As musicians we all have dealt with the old hum in rack gear etc. Is there anything that will help other than noise gate?
 
Yes, but you have to find out where it's coming from first.

Let's see a description if your signal path. Also, what is plugged in where (AC power). There's as many fixes for hum as there are causes. It can be as simple as a patch cord replacement, or a hard as rewiring a house.
 
mixer,compresor,bbe,multi effects unit,computer.

For monitors I am coming from the speaker out on the puter to a headphone amp which send juice to my headphones and speakers.

I have one ext cord coming from a wall outlet powering 4 plug bars which power all the gear.

Thx for any help.
 
You don't to connect ANYTHING to speaker outs EXCEPT SPEAKERS........

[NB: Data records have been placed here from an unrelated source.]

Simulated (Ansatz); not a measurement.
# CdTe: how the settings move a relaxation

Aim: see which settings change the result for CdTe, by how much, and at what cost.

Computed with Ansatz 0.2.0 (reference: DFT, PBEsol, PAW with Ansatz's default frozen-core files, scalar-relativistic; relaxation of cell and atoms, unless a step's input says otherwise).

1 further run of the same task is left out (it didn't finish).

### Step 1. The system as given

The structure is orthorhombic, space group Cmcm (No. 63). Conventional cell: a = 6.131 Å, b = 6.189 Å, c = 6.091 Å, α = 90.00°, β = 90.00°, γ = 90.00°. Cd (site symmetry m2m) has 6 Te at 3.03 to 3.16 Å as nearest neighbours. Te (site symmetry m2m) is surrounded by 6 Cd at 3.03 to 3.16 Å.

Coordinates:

To run a signal to your headphone amp, you need to be taking the LINE OUT of your computer's soundcard to the LINE IN on your headphone amp.
 
The headphone thing could be your problem.

After you fix the headphone problem, start at the furthest point from the computer (whatever is plugged into your mixer), and unplug one thing at a time (I mean audio cables). When the hum disappears, you've found your problem. From there, you can try changing the last patch cord you unplugged. If that doesnt help, and the unit's power cord has a 3 prong (grounded) plug get a 2 to 3 prong adapter (everybody has at least one of these floating around the house) and plug the unit in using that.

Wire routing is another issue. Most people like to organize their wires in nice neat little bundles. Looks real nice. Horrible for audio. Keep your audio cables and power cables seperate. If they need to cross paths, do it at 90 degrees. Don't run them along side each other.

Computer monitors are also known to induce noise in the audio chain. If your mixer, effects, guitars, mic, etc.. are close to your computer and/or monitor, try simply moving them further away. Also bear in mind that you will almost never get rid of hum or buzz generated from single coil guitar pickups.

Before every connect/disconnect/move, make sure you turn off any amplifiers or preamps. You don't want to get any loud pops as you're plugging and unplugging.

If you find a particular peice of gear is creating noise and none of the above works to get rid of it, there are a few more options, though they get a bit more involved. Try these first and see what happens.
 
My rack use to hum. After much trial and error, I ended up taking advise I got early on, but refused to even consider. Pull the damn ground plug off the main power plug. Worked on my Marshall too. Didn't think that bitch would ever shut up.
 
Toker41 said:
Pull the damn ground plug off the main power plug.
Very dangerous "quick-fix" -- if something goes wrong, current will flow through the path of least resistance, which is usually a human in contact with the gear.

Much better is to find the offending piece of equipment and isolate it.
 
Don't ever cut the ground off of any AC pwr cords. If you ever 'had' to lift a ground while on location or something, use one of those ground-lift type adaptors. But, never cut the ground off any AC power cords.